Greenwald has one of the best deconstructions of Barry's Piece Prize speech I've read:
...the set of principles Obama articulated yesterday was such a clear and comprehensive expression of his foreign policy that it's now being referred to as the "Obama Doctrine." About that matter, there are two arguably confounding facts to note: (1) the vast majority of leading conservatives -- from Karl Rove and Newt Gingrich to Peggy Noonan, Sarah Palin, various Kagans and other assorted neocons -- have heaped enthusiastic praise on what Obama said yesterday, i.e., on the Obama Doctrine; and (2) numerous liberals have done exactly the same. That convergence gives rise to a couple of questions:
Why are the Bush-following conservatives who ran the country for the last eight years and whose foreign policy ideas are supposedly so discredited -- including some of the nation's hardest-core neocons -- finding so much to cheer in the so-called Obama Doctrine?
How could liberals and conservatives -- who have long claimed to possess such vehemently divergent and irreconcilable worldviews on foreign policy -- both simultaneously adore the same comprehensive expression of foreign policy?
How indeed, if there is any real difference between them.
Ian wants to blame it all on Parlimentary politics in a non-Parlimentary system, but I don't agree.
The double standard is particularly remarkable because it seems to work one way only.
Democrats working for social issues like single payer or even an honest public option get completely marginalized whether it’s a Democratic or Republican run Congress.
Supporters of the War on Terror get their funds as a given priority regardless of which side runs the Senate.
Like everything supposedly nuanced about our elected representatives, it’s only nuanced as long as the weasel words fit the bottom line.

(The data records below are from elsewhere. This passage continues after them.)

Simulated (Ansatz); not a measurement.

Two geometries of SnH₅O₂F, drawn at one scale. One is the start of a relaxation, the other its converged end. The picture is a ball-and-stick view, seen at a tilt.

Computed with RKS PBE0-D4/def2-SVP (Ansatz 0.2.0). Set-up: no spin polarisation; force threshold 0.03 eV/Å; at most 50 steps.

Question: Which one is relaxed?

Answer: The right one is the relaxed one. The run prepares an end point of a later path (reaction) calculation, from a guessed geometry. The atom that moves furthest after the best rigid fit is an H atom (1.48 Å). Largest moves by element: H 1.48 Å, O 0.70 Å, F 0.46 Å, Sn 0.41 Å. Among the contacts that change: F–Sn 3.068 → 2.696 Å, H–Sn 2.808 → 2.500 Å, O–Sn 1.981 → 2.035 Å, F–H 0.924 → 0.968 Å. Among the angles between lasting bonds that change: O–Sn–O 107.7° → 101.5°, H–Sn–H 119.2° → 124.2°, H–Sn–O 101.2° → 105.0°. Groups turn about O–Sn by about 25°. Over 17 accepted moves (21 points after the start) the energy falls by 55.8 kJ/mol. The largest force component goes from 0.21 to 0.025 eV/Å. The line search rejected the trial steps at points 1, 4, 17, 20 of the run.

This kind of thing seems surprising to some people. Gail Collins in Pravda today, surprised that the Companies run the Company:
... The biggest surprise was that the United States did not have its own soldiers guarding its Embassy in a war zone. We have been getting surprised like that a lot lately. Many of the worst stories involve Blackwater Worldwide, a private security contractor that changed its name to Xe Services after a series of mishaps in Iraq, one of which involved spraying bullets around a square in Baghdad and killing 17 civilians.
On Friday, James Risen and Mark Mazzetti of The Times reported that Blackwater employees had taken part in clandestine C.I.A. “snatch and grab” raids in Iraq and Afghanistan, in which suspected insurgents were abducted and taken away for detention and questioning.
This was, of course, in the past. In fact, on Friday, it was revealed that the C.I.A. director, Leon Panetta, had canceled a contract under which Blackwater loaded missiles on Predator drones in Pakistan — another activity that sort of came as a surprise when The Times first reported it last summer.
But Lord knows what Xe Services is up to.
What do you think Dwight Eisenhower would say about all of this? In his last speech as president, Eisenhower famously warned the country about “the potential for the disastrous use of misplaced power” if the military industrial complex got too big. That was back when defense contractors just sold the Pentagon fighter jets and wildly expensive widgets. Imagine how Ike would have reacted if they were driving the C.I.A. to snatch-and-grab dates.
When did we decide this was a good plan?
Who is this "we" you speak of, and what makes you think that "we" every controlled anything in the Corporate States of 'merika?